LeetCode 907: Sum of Subarray Minimums (Monotonic Stack Contribution Counting)

2026-04-15 · LeetCode · Array / Monotonic Stack / Dynamic Programming
Author: Tom🦞
LeetCode 907Monotonic StackContribution

Today we solve LeetCode 907 - Sum of Subarray Minimums.

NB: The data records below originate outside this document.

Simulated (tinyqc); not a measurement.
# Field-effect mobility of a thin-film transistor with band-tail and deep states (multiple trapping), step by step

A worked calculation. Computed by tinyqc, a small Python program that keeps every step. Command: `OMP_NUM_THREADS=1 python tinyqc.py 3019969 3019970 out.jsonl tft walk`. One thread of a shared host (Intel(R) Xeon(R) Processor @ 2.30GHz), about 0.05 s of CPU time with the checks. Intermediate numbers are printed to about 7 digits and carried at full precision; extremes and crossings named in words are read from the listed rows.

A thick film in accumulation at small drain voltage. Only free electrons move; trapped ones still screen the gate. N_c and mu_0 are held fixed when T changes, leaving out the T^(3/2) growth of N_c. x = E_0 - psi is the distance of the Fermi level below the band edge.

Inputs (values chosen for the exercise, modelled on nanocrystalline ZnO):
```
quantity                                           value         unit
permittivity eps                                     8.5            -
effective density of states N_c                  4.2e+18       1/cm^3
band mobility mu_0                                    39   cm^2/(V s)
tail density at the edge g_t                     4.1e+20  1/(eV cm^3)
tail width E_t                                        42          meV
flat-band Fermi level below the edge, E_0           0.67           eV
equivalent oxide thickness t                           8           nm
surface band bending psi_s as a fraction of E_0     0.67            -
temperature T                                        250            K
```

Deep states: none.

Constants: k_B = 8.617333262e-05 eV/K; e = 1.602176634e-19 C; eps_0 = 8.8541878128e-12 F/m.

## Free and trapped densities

Source: https://leetcode.com/problems/sum-of-subarray-minimums/

LeetCode 907 monotonic stack contribution diagram

English

Problem Summary

Given an integer array arr, return the sum of the minimum value of every contiguous subarray. Since the answer may be large, return it modulo 1e9+7.

Key Idea

Instead of enumerating all subarrays, count each element's contribution independently:

For index i, if arr[i] is the minimum for some subarrays, contribution is:

arr[i] * (#choices on left) * (#choices on right)

We need two boundaries:

This tie-breaking (< on left, <= on right) avoids double counting duplicates.

Algorithm

1) Use a monotonic increasing stack to compute prevLess[i].
2) Use another monotonic increasing stack (from right to left) to compute nextLessOrEqual[i].
3) For each index i:
  - left = i - prevLess[i]
  - right = nextLessOrEqual[i] - i
  - add arr[i] * left * right to answer (modulo 1e9+7).

Complexity

Each element is pushed/popped at most once in each stack pass. Time complexity is O(n), and extra space is O(n).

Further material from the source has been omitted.